Bing says spelling and grammar does affect rankings
Site owners warned against too many typos
A senior figure at Bing has suggested that sites which consistently include poor spelling and grammar will see their search rankings suffer as a result.
Senior product manager Duane Forrester suggested that while “mistakes happen”, if errors occur too frequently it is likely to put off a reader. As such, he argues, it would be unfair to have pages with poor spelling and grammar ranking above those that offer word-perfect content.
Mr Forrester went on to put forward the theory that if a reader encounters a typo, their thoughts are likely to be dominated by that as they read. This poses the risk that they will fail to properly absorb your message and perhaps stop reading the piece.
His ideas were met with a lukewarm reception from some users, with one commenter saying Bing could end up penalising English-language sites written by someone for whom English is a second language. They argued that if a site is created that promotes a good product, grammar should be a secondary consideration.
Will other search engines follow Bing’s example?
With Bing’s stance now clear, site owners will be interested to see if other search engines follow suit.
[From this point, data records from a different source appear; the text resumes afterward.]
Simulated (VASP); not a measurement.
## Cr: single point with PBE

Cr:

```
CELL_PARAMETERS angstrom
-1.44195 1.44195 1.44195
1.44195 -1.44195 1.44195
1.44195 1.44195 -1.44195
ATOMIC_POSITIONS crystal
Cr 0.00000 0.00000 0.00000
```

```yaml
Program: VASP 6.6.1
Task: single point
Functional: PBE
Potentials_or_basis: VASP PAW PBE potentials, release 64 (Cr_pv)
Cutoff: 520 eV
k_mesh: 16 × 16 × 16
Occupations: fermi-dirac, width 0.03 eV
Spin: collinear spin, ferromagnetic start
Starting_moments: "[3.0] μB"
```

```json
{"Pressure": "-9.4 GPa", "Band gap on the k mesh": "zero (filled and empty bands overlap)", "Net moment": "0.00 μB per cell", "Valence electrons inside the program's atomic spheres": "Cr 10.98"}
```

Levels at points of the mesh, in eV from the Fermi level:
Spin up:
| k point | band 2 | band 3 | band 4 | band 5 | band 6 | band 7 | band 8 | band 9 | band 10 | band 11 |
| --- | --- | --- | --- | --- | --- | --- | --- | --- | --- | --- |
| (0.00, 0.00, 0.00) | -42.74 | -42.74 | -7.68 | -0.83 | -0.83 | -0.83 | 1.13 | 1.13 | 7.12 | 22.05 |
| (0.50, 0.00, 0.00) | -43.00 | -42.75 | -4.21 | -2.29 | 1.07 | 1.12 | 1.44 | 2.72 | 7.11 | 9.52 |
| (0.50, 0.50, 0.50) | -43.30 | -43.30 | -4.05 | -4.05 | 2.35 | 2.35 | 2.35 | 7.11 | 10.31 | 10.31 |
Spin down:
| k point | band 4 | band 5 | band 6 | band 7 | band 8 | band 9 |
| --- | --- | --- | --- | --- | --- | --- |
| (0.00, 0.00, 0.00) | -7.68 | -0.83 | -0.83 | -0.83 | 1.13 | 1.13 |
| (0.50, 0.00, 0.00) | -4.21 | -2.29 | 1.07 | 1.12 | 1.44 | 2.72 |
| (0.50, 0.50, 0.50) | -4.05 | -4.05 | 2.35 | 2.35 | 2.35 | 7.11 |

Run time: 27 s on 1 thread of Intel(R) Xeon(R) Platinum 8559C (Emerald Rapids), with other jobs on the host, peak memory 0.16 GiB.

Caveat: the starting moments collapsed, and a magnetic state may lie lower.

The policy of Google, which last month (January 2014) held nearly 89 per cent of the UK search market share, will naturally be of primary interest to many.
While the Panda algorithm was designed specifically to combat low quality pages, it is not clear how much weight is placed solely on spelling and grammar.
Earlier this month, Google’s webspam chief Matt Cutts was asked about whether or not poorly spelled user comments could negatively impact upon the quality of a page and cause a rankings hit.
His response was that while sites should not accept comments that are obviously spam, it is sufficient to look after your own content without the need to correct user comments.
Rachel Hand, head of content at theEword, said: “All websites should aim to produce content using good spelling and grammar. Regardless of how search engines respond to mistakes, you can easily put users off if your pages are full of errors.”